Catch fish with Mike Ladle.

Catch Fish with
Mike Ladle


Information Page

For anyone unfamiliar with the site always check the FRESHWATER, SALTWATER and TACK-TICS pages. The Saltwater page now extends back as a record of over four years of (mostly) sea fishing and may be a useful guide as to when to fish. The Freshwater stuff is also up to date now. I keep adding to both. These pages are effectively my diary and the latest will usually be about fishing in the previous day or two. The Tactics pages which are chiefly 'how I do it' plus a bit of science are also updated regularly and (I think) worth a read (the earlier ones are mostly tackle and 'how to do it' stuff so if you are new to fly fishing or spinning these are the ones for you).

31 January 2008.

Three baits, three bites, three pike.

I've had two interesting, short, piking sessions on successive days this week. Both were in late afternoon (3.00pm-4.30pm) and on the first occasion I used three lures, a soft plastic, a spoon and a plug. On the second trip I took three 20cm dead baits and wobbled them, lip hooked, on a size 4/0 debarbed circle hook (no lead, no float, 'no nothing').

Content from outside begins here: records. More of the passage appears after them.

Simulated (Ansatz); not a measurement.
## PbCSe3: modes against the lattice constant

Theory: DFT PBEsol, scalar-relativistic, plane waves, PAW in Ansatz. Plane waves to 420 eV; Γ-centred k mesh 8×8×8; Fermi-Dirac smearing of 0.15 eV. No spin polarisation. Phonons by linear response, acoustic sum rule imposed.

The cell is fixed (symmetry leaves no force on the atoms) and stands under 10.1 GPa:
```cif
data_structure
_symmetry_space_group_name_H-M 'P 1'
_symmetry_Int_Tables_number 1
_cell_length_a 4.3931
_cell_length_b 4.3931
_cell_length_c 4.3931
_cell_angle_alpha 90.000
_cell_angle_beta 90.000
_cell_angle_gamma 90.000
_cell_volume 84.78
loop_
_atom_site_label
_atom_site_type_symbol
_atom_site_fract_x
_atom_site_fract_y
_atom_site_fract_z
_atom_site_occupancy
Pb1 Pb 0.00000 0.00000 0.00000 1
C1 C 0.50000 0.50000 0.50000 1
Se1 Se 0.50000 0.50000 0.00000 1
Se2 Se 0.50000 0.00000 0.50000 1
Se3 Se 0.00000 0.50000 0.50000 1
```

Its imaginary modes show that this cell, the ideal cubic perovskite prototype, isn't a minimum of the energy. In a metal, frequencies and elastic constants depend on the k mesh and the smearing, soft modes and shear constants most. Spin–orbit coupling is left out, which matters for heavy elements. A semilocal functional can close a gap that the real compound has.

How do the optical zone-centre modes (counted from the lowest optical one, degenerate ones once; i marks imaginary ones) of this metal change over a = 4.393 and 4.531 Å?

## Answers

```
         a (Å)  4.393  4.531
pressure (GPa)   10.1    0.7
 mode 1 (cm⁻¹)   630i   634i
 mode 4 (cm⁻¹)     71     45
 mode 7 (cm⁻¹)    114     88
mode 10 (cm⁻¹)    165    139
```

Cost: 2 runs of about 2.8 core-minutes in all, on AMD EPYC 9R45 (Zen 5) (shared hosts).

The lure fishing session produced nothing although a large pike (about twenty pounds) followed each lure in turn. After seeing it the first time I tried elsewhere, changed from the plastic to the spoon and came back to it. Again the fish followed almost to my feet but did not take. I tried elsewhere (fishless) changed to a J13 Rapala and came back once more. This time it followed in a more purposeful manner but still would not get hold of the lure. A blank!

On the following afternoon I picked three frozen deadbaits from the fridge and set off with the intention of catching the reluctant pike. For ten minutes I combed the pool where it had been, twitching and sliding the bait through every nook and cranny - not a sign! I left the pool and went further upstream. at the next pool the bait was worked along the edge and just as it reached a clump of reeds on the corner of the slack I saw a large fish nip out and grab it. It swam into the middle of the slack and I tightened gently to my circle hook. The fish was on and put up quite a battle before I was able to slide it into the net. It was only as I lifted it onto the bank that I noticed the tail and rear end of a fish sticking out of the pike's mouth. Inspection showed it to be a small salmon kelt which, when removed, weighed four pounds. The front end of the salmon was well digested with no skin remaining but the back section was still in good order with red spots, scales, adipose fin, the lot. The pike, minus its prey, weighed 23lb, a nice fish but certainly not the one I'd seen the day before. Now I've encountered this sort of thing before before and I'm pretty well convinced that, at this time of the year, big pike regard dead and dying, post-spawning, salmon and trout as a bonus meal. In effect they're cleaning up the river bed and I guess that a big, static or slowly twitched dead bait is just what they expect to find - I doubt that relatively fast moving artificials are very tempting to these well fed specimens. Perhaps the most interesting aspect is WHY and indeed HOW a fish with its throat and jaws totally blocked by a huge prey item manages to engulf a relatively small bait.

After weighing and photographing my catch I moved on and before I packed in the second and third baits each produced a pike weighing about eight and ten pounds respectively. All three pike were nicely hooked and easily released from my barbless circle hook.


That's what I call a mouthful.

Better view.

There's no doubt that the fish had a full mouth.  How did it manage to squeeze my bait in?

Sorry pike!

After removing the salmon I could see that the front end was already in an advanced state of digestion, so the meal was not all that recent.

Pike number 2.

Not as big as the first but again well hooked on my circle hook.

--and number 3.

this one was bigger and came from a tiny slack close to a fast turbulent run.

Time to go home.

The sun ws going down and it was getting cold - time for dinner.